Common Core: RH.6-8.1, RH.6-8.7, RH.6-8.10, RI.6-8.1, RI.6-8.2, RI.6-8.3, SL.6-8.1, SL.6-8.2, SL.6-8.5, SL.6-8.6, WHST.6-8.2, WHST.6-8.4, WHST.6-8.7, WHST.6-8.9

C3 (D2/6-8): Civ.6, Civ.14, Eco.1, Eco.2, His.1, His.3, His.5, His.14

NCSS: Power, authority, and governance; Time, continuity, and change; Individuals, groups, and institutions; Global connections

The Russian Revolution

In 1917, the Russian people started a rebellion that would change their nation forever

Granger, NYC/The Granger Collection

This poster features Vladimir Lenin, founder of Russia’s Communist Party. It was painted in 1967 in the style of revolution-era Soviet art. It says, “Lenin lived, Lenin lives, Lenin will live forever!”

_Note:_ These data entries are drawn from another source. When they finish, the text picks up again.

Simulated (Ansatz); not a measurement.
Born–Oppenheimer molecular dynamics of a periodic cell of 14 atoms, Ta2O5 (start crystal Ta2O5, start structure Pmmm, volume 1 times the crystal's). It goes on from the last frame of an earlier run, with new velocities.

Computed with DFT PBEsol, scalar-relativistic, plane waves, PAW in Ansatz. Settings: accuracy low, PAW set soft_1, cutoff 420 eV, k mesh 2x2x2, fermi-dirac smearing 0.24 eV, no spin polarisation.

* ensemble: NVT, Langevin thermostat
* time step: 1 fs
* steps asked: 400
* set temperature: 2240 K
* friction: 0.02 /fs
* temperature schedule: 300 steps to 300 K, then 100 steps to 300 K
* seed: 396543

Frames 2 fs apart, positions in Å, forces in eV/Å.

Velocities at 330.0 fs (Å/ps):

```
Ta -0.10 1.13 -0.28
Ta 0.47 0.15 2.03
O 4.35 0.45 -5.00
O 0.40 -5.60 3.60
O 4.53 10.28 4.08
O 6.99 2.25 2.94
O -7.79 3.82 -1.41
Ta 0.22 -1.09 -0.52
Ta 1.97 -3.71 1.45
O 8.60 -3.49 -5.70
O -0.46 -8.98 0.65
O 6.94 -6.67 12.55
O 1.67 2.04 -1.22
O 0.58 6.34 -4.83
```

Alexei (ah-LEK-say), son of Czar Nicholas II and Czarina Alexandra

Alexandra, wife of the czar

Felix Yusupov (yoo-SOO-pof), Russian prince

Dmitry Pavlovich (duh-MEE-tree PAH-vluh-vich), Russian duke, relative of Nicholas II


*Woman 1

*Woman 2

*crowd of Women

Nicholas II, czar (zahr) of Russia

Alexander Guchkov (GOOCH-koff), member of the Duma, Russia’s parliament

Vasily Shulgin (vah-SEE-lee SHOOL-gin), member of the Duma

Alexander Kerensky (KER-en-skee), leader of the Russian Provisional Government

Maria Bochkareva (buch-kuh-ROH-vuh), leader of the Women’s Death Battalion

Leon Trotsky, Bolshevik

Vladimir Lenin, Bolshevik leader

Lev Kamenev (KAH-men-ev), Bolshevik

Vladimir Antonov-Ovseenko, Bolshevik

*Red Guard 1

*Red Guard 2

Narrators A-E

*Indicates a fictional or composite character. All others were real people.


Narrator A: Ever since 1613, members of the royal Romanov family had ruled Russia with absolute power. The czar, or emperor, made all the decisions.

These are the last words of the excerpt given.